The Limits of Assumption-free Tests for Algorithm Performance

Algorithm evaluation and comparison are fundamental questions in machine learning and statistics -- how well does an algorithm perform at a given modeling task, and which algorithm performs best? Many methods have been developed to assess algorithm performance, often based around cross-validation type strategies, retraining the algorithm of interest on different subsets of the data and assessing its performance on the held-out data points. Despite the broad use of such procedures, the theoretical properties of these methods are not yet fully understood. In this work, we explore some fundamental limits for answering these questions with limited amounts of data. In particular, we make a distinction between two questions: how good is an algorithm $A$ at the problem of learning from a training set of size $n$, versus, how good is a particular fitted model produced by running $A$ on a particular training data set of size $n$? Our main results prove that, for any test that treats the algorithm $A$ as a ``black box'' (i.e., we can only study the behavior of $A$ empirically), there is a fundamental limit on our ability to carry out inference on the performance of $A$, unless the number of available data points $N$ is many times larger than the sample size $n$ of interest. (On the other hand, evaluating the performance of a particular fitted model is easy as long as a holdout data set is available -- that is, as long as $N-n$ is not too small.) We also ask whether an assumption of algorithmic stability might be sufficient to circumvent this hardness result. Surprisingly, we find that this is not the case: the same hardness result still holds for the problem of evaluating the performance of $A$, aside from a high-stability regime where fitted models are essentially nonrandom. Finally, we also establish similar hardness results for the problem of comparing multiple algorithms.

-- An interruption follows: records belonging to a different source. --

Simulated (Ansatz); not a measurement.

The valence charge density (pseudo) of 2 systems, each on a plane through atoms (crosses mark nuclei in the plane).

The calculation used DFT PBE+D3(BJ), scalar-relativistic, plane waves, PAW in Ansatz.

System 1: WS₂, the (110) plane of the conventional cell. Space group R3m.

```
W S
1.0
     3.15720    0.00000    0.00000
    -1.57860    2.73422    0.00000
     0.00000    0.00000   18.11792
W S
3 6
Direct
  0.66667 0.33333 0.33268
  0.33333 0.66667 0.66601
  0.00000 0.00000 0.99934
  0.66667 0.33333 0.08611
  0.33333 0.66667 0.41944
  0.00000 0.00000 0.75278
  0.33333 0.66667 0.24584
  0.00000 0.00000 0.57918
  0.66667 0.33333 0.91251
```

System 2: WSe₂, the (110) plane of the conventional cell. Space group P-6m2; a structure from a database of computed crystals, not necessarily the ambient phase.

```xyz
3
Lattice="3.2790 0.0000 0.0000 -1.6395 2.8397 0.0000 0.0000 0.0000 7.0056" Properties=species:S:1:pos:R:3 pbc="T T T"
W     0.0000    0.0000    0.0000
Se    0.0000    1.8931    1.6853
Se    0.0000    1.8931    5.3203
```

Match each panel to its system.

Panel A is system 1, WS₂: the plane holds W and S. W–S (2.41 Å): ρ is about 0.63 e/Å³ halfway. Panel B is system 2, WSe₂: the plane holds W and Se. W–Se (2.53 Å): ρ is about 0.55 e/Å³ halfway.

翻译：算法评估与比较是机器学习与统计学中的基础问题——即算法在特定建模任务上的表现如何，以及哪种算法表现最优。已有多种方法用于评估算法性能，这些方法通常基于交叉验证策略，通过在数据的不同子集上重新训练目标算法，并评估其在留出数据点上的表现。尽管此类流程被广泛应用，但其理论性质尚未被充分理解。本研究探讨了在有限数据量下回答这些问题的若干根本限制。具体而言，我们区分了两个问题：算法A从大小为n的训练集进行学习的效果如何，以及算法A在特定大小为n的训练数据集上运行所产生的特定拟合模型的效果如何？我们的主要结果表明，对于任何将算法A视为“黑箱”（即我们仅能通过经验方式研究A的行为）的测试，除非可用数据点数量N远大于感兴趣样本量n，否则我们对A性能进行推断的能力存在根本限制。（另一方面，只要存在留出数据集——即只要N-n不是太小——评估特定拟合模型的性能则较为容易。）我们还探究了算法稳定性假设是否足以回避这一困难结果。令人惊讶的是，我们发现情况并非如此：除了拟合模型本质上非随机的高稳定性区域外，评估A性能的问题仍面临相同的困难结果。最后，我们为多算法比较问题建立了类似的困难结果。